I am trying to use concurrent.futures
to process a function with multiple threads to efficiently speed up the code.
I have read their documentation and this guide but believe I may not be doing this correctly. This MRE should allow us to test a number of different string lengths and list sizes to compare performance:
import pandas as pd, tqdm, string, random
from thefuzz import fuzz, process
from concurrent.futures import ThreadPoolExecutor
def generate_string(items=10, lengths=5):
return [''.join(random.choice(string.ascii_letters) for i in range (lengths))] * items
def matching(a, b):
matches = {}
scorers = {'token_sort_ratio': fuzz.token_sort_ratio, 'token_set_ratio': fuzz.token_set_ratio, 'partial_token_sort_ratio': fuzz.partial_token_sort_ratio,
'Quick': fuzz.QRatio, 'Unicode Quick': fuzz.UQRatio, 'Weighted': fuzz.WRatio, 'Unweighted': fuzz.UWRatio}
for x in tqdm.tqdm(a):
best = 0
for _, scorer in scorers.items():
res = process.extractOne(x, b, scorer=scorer)
if res[1] > best:
best = res[1]
matches[x] = res
else:
continue
return matches
list_a = generate_string(100, 10)
list_b = generate_string(10, 5)
with ThreadPoolExecutor(max_workers=5) as executor:
future = executor.submit(matching, list_a, list_b)

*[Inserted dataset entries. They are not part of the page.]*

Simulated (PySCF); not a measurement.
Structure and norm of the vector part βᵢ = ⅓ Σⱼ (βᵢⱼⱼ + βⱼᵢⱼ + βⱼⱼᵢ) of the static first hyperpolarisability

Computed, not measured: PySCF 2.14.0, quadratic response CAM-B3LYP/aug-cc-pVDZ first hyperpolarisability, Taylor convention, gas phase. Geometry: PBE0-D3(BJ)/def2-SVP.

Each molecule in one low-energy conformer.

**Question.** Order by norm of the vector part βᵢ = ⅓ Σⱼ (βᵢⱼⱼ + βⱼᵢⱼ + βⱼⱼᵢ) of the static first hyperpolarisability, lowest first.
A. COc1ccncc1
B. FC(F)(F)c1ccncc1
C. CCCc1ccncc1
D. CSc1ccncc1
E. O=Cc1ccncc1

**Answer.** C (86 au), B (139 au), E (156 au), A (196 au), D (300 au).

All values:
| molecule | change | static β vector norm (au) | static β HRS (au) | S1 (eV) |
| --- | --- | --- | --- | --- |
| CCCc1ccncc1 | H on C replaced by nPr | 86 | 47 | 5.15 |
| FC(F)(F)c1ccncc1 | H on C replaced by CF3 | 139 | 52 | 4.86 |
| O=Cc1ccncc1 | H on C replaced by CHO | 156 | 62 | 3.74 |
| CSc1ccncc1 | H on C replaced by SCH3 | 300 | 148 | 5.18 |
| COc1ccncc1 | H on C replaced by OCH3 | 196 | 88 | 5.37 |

This code runs with no error; how can I use multiple workers to execute these loops in parallel so that the code will run faster?
Thanks to a hint from @Anentropic, I was able to use the following change with multiprocessing
if __name__ == '__main__':
list_a = generate_string(500, 10)
list_b = generate_string(500, 10)
pool = Pool(os.cpu_count()-2)
res = pool.map(matching, zip(list_a, list_b))
norm_res = matching([list_a, list_b])